It is often said that if the Country has to grow, then its Infrastructure should grow first.

The 2009 Budgetary announcements can be largely classified under two heads.

Budgetary allocation

A planned approach to gradually target Infrastructure spend as 9 per cent of GDP is a good step. An increase in NHAI planned expenditure of 23 per cent would signify higher number of projects on Government spending plus an increase in permissible Viability Grant Amount for projects under the PPP model.

With a dynamic Minister in Mr Kamal Nath at the helm, plus the increased allocations, one should expect the transportation sector to grow much faster if issues such as land acquisition are tackled and a speedier dispute resolution mechanism is set up.

The significant increase in allocation for various programmes such as JNNURM or projects under National Action Plan like for the Ganga River and rural programmes such as Rural Electrification Scheme and Gram Sadak Yojana are all in line with the government desire to push infrastructure spending across the urban and rural areas.

Need for Debt Financing

The increase in refinancing support by IIFCL up to 60 per cent to commercial banks would further ease liquidity. However, it remains to be seen at what rates and for what tenure these loans are refinanced as this would directly impact the infrastructure developers who are the ultimate borrowers. In the absence of a separate Road Financing Corporation, perhaps it would be advisable for the government to consider that IIFCL concentrates on being a re-financier and thus multiply its role, instead of also taking a direct lending position as it does presently.

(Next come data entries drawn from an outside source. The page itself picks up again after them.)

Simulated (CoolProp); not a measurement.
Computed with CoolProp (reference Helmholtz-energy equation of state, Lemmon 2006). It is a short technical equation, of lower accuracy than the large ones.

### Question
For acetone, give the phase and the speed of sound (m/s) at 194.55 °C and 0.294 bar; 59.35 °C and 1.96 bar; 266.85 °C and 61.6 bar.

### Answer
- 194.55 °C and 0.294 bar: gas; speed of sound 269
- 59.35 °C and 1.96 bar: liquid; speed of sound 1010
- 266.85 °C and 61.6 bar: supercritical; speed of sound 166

The long standing demand of the industry to permit re-financing of PPP Projects in foreign currency continues to remain unaddressed in spite of the sound fundamental reasoning put forth by the industry.

Also, on the Capital markets and Taxation front, the government continues to ignore the unique features of an SPV (special purpose vehicle) company. The industry request to re-introduce Sec 10 (23) G in some manner to rationalise the DDT treatment and the deemed capital gains treatment remains unfulfilled.

In the absence of the above, it appears that the companies would continue to invest horizontally by parking the proceeds of one SPV in another instead of the money flowing upwards in the hands of the holding company. This would be a deterrent from a capital market perspective. Also, the increase in MAT to 15 per cent will hurt profits as infrastructure projects enjoy a 10-year tax holiday but still have to pay the Minimum Alternative Tax anyway.

The proposal to provide tax incentives for investment in central grid will, however, encourage players in the transmission sector.

Well-structured infrastructure projects that can be speedily implemented are the need of the hour. Ultimately, good projects will always get money at the best times and also in the not so good times of the money markets.

All in all, a satisfactory push to the infrastructure sector on the macro front. But today what India needs is for its Infrastructure development programme to move forward in a rush for at least a decade more, and not merely to chug along. The Budget will more be remembered for an opportunity missed to streamline the much needed micro improvements which, at the end of the day, are so very essential in determining whether you want a sector to merely perform or to really flourish.